The speaker begins the poem with vivid imagery, conveying just how utterly filthy the filling (or gas) station of the title is. Notice how short /i/ assonance adds intensity to these opening lines, emphasizing the speaker's shock as they exclaim:
Oh, but it is dirty!
—this little filling station,
The station is dirty, the speaker continues, because it's "oil-soaked, oil-permeated." These two descriptions mean the same thing, and the repetitiveness of the speaker's language draws attention to the culprit for the gas station's less-than-stellar appearance: motor oil.
It makes sense that a filling station would have motor oil everywhere, but the speaker's insistence suggests that there is more than a normal amount of grease in this particular spot. Still, the speaker is being a bit hyperbolic; the station certainly has oil residue all over the place, but it isn't literally drenched through and through with grease. The exaggeration here helps to convey the speaker's distaste for the scene at hand.
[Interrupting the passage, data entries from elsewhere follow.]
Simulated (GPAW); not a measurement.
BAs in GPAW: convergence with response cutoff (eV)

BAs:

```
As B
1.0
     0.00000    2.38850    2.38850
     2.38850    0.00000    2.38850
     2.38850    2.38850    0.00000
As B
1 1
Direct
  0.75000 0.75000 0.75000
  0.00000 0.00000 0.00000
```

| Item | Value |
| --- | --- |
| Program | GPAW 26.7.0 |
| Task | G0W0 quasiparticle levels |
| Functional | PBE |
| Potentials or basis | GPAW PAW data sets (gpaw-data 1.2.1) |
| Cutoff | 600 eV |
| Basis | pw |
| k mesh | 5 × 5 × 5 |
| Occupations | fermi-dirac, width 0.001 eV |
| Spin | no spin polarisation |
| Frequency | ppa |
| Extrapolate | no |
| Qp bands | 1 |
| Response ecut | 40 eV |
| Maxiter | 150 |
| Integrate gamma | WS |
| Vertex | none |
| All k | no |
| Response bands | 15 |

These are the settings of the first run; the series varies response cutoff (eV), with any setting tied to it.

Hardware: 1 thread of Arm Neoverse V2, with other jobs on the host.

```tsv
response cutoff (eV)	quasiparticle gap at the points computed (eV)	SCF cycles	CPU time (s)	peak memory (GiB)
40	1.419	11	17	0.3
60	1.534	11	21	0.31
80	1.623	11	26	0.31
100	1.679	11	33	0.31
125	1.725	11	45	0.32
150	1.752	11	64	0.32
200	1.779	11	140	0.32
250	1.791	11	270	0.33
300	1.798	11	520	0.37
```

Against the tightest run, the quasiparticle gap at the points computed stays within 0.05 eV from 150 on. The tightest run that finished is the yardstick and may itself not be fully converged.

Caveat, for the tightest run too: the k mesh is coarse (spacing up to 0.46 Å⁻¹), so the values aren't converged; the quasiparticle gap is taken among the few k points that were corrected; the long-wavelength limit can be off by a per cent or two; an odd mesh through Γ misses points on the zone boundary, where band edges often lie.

Asyndeton (the lack of coordinating conjunction between "oil-soaked" and "oil-permeated") speeds things up, as does the enjambment across lines 3-5 ("oil-soaked [...] translucency"). This speed creates the sense that the speaker is looking around quickly and dismissively.
According to the speaker, the place is so dirty that it's "disturbing," the whole place smothered in the translucent "black" of oil. The speaker warns someone (A fellow visitor to the station? The reader?), "Be careful with that match!" The place is liable to go up in flames, not simply dirty but dangerous.